Katch started as a 2 day hack after the livestream trend took off when Meerkat exploded at SXSW in 2015. While some people liked the ephemeral quality of live video, other viewers often missed out on content, and many wished they could save their streams to repurpose on other platforms. Our core hypothesis that users wanted to save their videos was validated when our app spread like wildfire after we did a soft release with no announcement or press. We were working on a different product at our startup at the time, but pivoted to Katch after a few months with buy-in from our board. By immersing ourselves in the community and listening to our users on their feature requests, we built an app that became indispensable to early adopters of live video.
Our team developed a suite of tools that enabled broadcasters to save and share their videos to various social media platforms, embed their videos on websites, and organize and curate their content into collections and themes. These features proved extremely valuable to influencers and brands who were looking to leverage their live video content by distributing them across multiple channels and reconnect with their audience.
The ability to search and organize videos into collections became a game-changer. Users could search for content by hashtags and automatically collect and populate videos into collections. This enabled even non-broadcasters to be part of the live video community by becoming curators of post-live video content on their own Katch pages.
The homepage featured daily trending videos and hand-selected curated picks. One of the biggest pain points of live video was content discovery. I initiated and wrote a weekly newsletter to all our users and subscribers with curated video picks, sometimes around a theme. This helped users discover new content and broadcasters to follow.
I helped cultivate our loyal fanbase of users by listening to our community and becoming a regular broadcaster on live stream platforms. I joined multiple Twitter groups, organized meetups, and gained the trust of the live-stream community. This user research helped with product strategy as I was able to collaborate with the product and engineering team to translate feature requests into product releases. Users loved our mascot, Klyde, and the friendly icon became instantly recognizable in the community.

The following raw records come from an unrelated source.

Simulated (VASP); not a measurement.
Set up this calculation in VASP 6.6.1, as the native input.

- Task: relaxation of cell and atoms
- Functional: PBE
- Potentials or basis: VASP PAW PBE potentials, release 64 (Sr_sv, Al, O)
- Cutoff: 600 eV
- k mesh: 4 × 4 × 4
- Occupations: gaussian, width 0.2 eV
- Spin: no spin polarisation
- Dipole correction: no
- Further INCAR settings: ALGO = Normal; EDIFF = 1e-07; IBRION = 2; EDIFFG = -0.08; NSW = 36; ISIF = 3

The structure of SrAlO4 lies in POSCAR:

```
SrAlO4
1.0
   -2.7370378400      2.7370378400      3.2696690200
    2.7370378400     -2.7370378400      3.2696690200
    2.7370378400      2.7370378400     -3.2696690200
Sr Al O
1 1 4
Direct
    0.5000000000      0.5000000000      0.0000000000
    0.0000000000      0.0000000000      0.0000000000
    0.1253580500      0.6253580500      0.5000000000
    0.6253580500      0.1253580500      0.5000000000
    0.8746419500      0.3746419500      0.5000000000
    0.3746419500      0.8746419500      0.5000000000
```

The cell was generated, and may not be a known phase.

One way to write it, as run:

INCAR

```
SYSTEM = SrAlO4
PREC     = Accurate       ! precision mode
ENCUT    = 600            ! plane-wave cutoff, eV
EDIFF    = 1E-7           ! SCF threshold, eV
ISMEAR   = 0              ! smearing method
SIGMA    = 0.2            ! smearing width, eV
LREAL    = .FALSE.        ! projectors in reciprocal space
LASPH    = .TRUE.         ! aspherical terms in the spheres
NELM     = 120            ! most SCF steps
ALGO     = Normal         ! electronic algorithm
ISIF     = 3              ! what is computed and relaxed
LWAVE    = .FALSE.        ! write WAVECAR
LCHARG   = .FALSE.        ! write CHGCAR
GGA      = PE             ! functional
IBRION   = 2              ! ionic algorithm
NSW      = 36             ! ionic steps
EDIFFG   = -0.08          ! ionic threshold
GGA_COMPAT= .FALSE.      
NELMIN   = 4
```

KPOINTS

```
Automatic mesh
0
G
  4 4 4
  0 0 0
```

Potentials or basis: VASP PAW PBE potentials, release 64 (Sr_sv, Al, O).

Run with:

Notable users included The Monterey Aquarium, The Weather Channel, Science Fridays, George Clinton of Parliament Funkadelic, Central Park Conservatory, Yvette Nicole Brown, and One Republic.
Katch served decades of video to 1.3 millions users a month and posted 20% month-over-month growth before shutting down on May 2016. With our user-first doctrine in mind, our team spent the last month developing a migration tool to help users download their videos off our platform.